Meanwhile, he expressed concern that the public comment period for the initial set of proposed rules did not provide enough time for concerned Californians to respond, because people are being asked to weigh in over the course of the holiday season. The Environmental Working Group has requested an extension of that deadline, but it seems unlikely that DOGGR will grant one.

“The comment period was extended from the mandatory 45 days to 60 days for that reason,” California Department of Conservation Chief Deputy Director Jason Marshall said when asked whether the deadline extension would be granted in light of the holidays. “Additionally, we are anticipating an additional 45-day public comment period after the initial draft regulations are adjusted based on that initial public comment.”

Environmentalists also voiced the concern that while DOGGR plans to hold a series of public hearings on the proposed fracking regulations, none will be held in the Bay Area, despite its concentration of advocates who helped get the statewide opposition campaign off the ground.

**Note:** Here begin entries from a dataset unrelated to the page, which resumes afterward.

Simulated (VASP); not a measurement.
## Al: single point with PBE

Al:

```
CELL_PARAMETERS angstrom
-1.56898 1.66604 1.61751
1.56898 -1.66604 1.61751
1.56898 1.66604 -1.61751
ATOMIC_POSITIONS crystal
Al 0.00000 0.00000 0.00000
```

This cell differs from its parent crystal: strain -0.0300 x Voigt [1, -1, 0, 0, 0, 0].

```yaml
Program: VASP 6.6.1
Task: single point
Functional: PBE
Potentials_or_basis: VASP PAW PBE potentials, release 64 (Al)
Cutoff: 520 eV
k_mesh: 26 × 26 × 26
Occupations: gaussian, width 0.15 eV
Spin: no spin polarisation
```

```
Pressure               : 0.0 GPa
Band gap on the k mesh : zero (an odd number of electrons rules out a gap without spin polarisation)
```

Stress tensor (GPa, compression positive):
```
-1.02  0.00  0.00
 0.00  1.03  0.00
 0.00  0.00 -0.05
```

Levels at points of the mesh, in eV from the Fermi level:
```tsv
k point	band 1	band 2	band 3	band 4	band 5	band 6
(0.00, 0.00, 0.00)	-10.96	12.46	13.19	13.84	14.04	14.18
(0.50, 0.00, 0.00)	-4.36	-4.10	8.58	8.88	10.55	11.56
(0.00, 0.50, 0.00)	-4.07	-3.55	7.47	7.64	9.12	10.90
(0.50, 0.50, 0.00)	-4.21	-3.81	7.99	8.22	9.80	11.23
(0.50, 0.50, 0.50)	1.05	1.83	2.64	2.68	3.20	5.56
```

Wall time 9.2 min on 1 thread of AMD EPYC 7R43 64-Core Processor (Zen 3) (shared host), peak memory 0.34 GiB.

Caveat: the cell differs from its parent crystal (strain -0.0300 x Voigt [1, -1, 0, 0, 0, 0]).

“The law requires one public meeting, if requested. We are doing five, primarily in areas of the state where oil production is most common,” Marshall responded when asked why there weren’t any Bay Area meetings scheduled.

Asked whether any of the pending studies would take into account the six billion metric tons of CO2 that could potentially be released if the Monterey Shale were to be developed, Marshall seemed to suggest that the state was willing to go along with a regulated form of fracking even as it continues pursuing initiatives to curb greenhouse gas emissions.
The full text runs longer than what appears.